“The Use of Ritual in the Reintegration of Female Ex-child Soldiers in Northern Uganda”
(Country: Japan／Period：2017.01.26 – 02.09)
My field research area was Gulu district. The places included in the study were; Pece, Lujorongole, Layibi, Vungatira, Coope Municipality, Gulu Ward A. I also went to Amuru district in Northern Uganda where two important rituals were taking place i.e. moyocer and burying of bones (moyomerok). In all these places the phenomenon of ritual was evident and the people knew clearly what ritual is as this thesis unveils. The research assistant and I moved within Gulu municipality conducting interviews and gathering information from different informants. This however, was done after I had introduced myself to the Gulu district authorities. I went to the office of the Resident District Commission from whom I obtained a written document allowing me to proceed with my field study.
I went to the field three times i.e. February 2008, January 2009 and January 2011. Throughout those three field trip experiences I was enthusiastic, expectant and confident that I would obtain the data I needed. I must admit that I also had my fears and anxieties, for example, I wondered what it would be like for my family if I got abducted myself. I also made an extra trip in October 2010 for a dissemination workshop. Anyone doing an ethnographic study knows the joys and tears of field research. In the following section I present my field research experiences.
In the company of my research assistant I visited the Gulu support the children organization, Layibi sub-ward, Bardege A, and Coope Camp. I obtained valuable information orally through interviews and through observation. All through that time I encountered formerly recruited girls who had served as soldiers in different capacities. I saw their living conditions and carefully listened to their experiences of rituals which they had performed. Hearing and seeing these young girls share their stories of life in captivity was an eye opener to me, who had not been very close to the reality of the conflict in Northern Uganda.

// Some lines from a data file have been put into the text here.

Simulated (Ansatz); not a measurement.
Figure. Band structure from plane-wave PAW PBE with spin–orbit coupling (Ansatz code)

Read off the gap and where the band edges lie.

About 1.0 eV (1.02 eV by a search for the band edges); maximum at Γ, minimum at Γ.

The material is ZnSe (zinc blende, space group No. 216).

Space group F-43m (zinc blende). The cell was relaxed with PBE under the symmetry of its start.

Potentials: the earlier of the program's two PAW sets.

In January 2009, I made another trip to Gulu district. This was for purposes of filling in the gaps which had been identified during data analysis. This second field study trip was very informative and served the purpose of clarity. It was on the 23rd January 2009 that I visited Amuru district a Pabwo village where I witnessed the burial of bones and moyo cer, the ritual of cleansing of the land which were vital in the context of reintegration. Especially, because people were returning to their original homesteads where they had to rebuild and settle once again. By this time I had established connections with the deputy Rwot whom I had interviewed in 2008. We had established a certain degree of trust and so, he called me to go with a team to Amuru, where the rituals were going to take place.
In October 2010, I participated in a dissemination workshop in Gulu which formed an important experience of my research process because I presented my findings The participants contributed towards the validation of the findings. My third field research trip took place in January 2011. This served the purpose of concretizing earlier findings and making further clarifications, as well as doing a final observation of the process of reintegration of the formerly abducted girls, with regard to whether rituals played an important role in their lives as they settled down in the community.